The answer to the crimes does for the Tao what “The Da Vinci Code” did with Catholic/Vatican history and “Se7en” did for the deadly sins: everything matches. Otherwise, our heroes race (or strut in slow-mo) in matching tan overcoats around Manhattan. I laughed at two recurring bits: an old forgetful sifu who mistakes Feng for a pretty girl and keeps complimenting him; and the western muscleman (Brett Azar), who asks how to say “Stop!” in Mandarin, and is told “Baba, da wo” (Daddy, hit me). He keeps saying it. Enthusiastically.
Meanwhile, the scene where our heroes steal a Central Park carriage and race through Times Square, shouting exuberantly, is almost a shout-out to America and Hollywood about the new status of Chinese cinema on the world market: We have arrived. Related: “Detective Chinatown 2” has already grossed $519 million in China. That's more than any comedy has ever grossed in the U.S.
唐 人 街 在 那 里？
The biggest problem with the film? At least abroad? Too broad. Again, I like the dynamic between Feng and Tang Ren, which plays off perceptions of new international China vs. old crass China. But Wang Baoqiang’s Tang Ren doesn’t make me laugh. Cringe, more like. He’s so over-the-top he makes Chris Tucker seem as subtle as a Michael Stuhlbarg character. I wish he'd tone it down a notch. Or 10.

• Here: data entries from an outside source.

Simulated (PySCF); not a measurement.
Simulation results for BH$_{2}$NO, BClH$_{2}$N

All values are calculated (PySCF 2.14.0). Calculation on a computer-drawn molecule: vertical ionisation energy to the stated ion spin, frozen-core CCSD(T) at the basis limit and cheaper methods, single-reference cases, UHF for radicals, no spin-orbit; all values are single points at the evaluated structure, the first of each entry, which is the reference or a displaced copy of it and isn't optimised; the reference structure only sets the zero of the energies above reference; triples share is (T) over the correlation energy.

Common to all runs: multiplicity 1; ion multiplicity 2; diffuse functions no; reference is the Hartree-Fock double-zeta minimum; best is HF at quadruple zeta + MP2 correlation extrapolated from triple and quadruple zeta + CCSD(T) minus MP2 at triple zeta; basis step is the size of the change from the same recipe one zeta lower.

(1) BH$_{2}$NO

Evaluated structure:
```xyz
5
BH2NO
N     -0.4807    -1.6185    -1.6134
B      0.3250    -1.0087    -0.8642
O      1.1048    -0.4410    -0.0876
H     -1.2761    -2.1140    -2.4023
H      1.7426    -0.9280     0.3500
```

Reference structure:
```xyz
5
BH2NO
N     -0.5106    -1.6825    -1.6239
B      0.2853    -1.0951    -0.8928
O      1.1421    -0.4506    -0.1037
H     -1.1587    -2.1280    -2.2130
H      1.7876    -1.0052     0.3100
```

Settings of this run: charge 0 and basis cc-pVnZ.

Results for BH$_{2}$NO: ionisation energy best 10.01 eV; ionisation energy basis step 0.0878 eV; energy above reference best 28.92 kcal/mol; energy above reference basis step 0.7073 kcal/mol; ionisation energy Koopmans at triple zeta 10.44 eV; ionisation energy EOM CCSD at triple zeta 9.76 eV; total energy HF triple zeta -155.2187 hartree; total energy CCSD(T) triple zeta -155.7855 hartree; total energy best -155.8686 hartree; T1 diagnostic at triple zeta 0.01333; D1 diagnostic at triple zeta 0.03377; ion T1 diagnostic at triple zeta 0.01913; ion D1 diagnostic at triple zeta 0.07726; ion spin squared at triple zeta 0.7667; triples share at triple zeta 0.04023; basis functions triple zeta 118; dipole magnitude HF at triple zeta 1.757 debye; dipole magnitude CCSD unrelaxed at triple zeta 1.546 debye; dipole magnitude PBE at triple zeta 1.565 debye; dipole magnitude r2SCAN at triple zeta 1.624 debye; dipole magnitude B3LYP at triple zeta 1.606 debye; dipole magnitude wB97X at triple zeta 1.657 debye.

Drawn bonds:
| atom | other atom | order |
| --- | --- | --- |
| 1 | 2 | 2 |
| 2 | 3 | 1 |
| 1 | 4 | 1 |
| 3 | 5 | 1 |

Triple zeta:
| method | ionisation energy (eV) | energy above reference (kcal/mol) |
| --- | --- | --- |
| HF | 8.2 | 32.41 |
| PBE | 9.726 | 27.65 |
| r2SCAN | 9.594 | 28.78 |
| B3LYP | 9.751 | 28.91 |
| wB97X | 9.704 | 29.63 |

Plus there’s just not enough Chinatown in “Detective Chinatown 2.” The title is a play off of Wang's character (Tang ren also means Chinatown), as well as the Chinatowns they‘re visiting (in Bangkok and New York), and I thought the series would give us the flavor of different Chinatowns around the world. Not. Maybe because Chinese audiences don’t want to see different Chinatowns? They want the exotic, not the familiar.
Next stop: Tokyo.
Movie Review: Operation Red Sea (2018)
Who knew China’s humanitarian/military adventures would be so lucrative?
In March 2015, as fighting in the civil war in Yemen intensified, the Chinese Navy evacuated roughly 225 foreign nationals and 600 Chinese citizens from the southern port of Aden. It was a triumph: logistically, symbolically, internationally.
“Wolf Warrior II” (战 狼 II), released last summer, set its rescue of Chinese citizens and foreign nationals by the Chinese Navy and elite wolf warrior Leng Feng (Wu Jing) in a fictional southern African country. The film grossed US$854 million. It’s the biggest box-office hit in Chinese history.
“Operation Red Sea” (红 海 行 动), released last month, set its rescue of Chinese citizens and foreign nationals by the Chinese Navy and its elite Jiaolong Assault Team in a fictional northern African country, Yewaire, along the Arabian peninsula. The film has grossed $520 million and counting. It’s about to become the second-biggest box-office hit in Chinese history.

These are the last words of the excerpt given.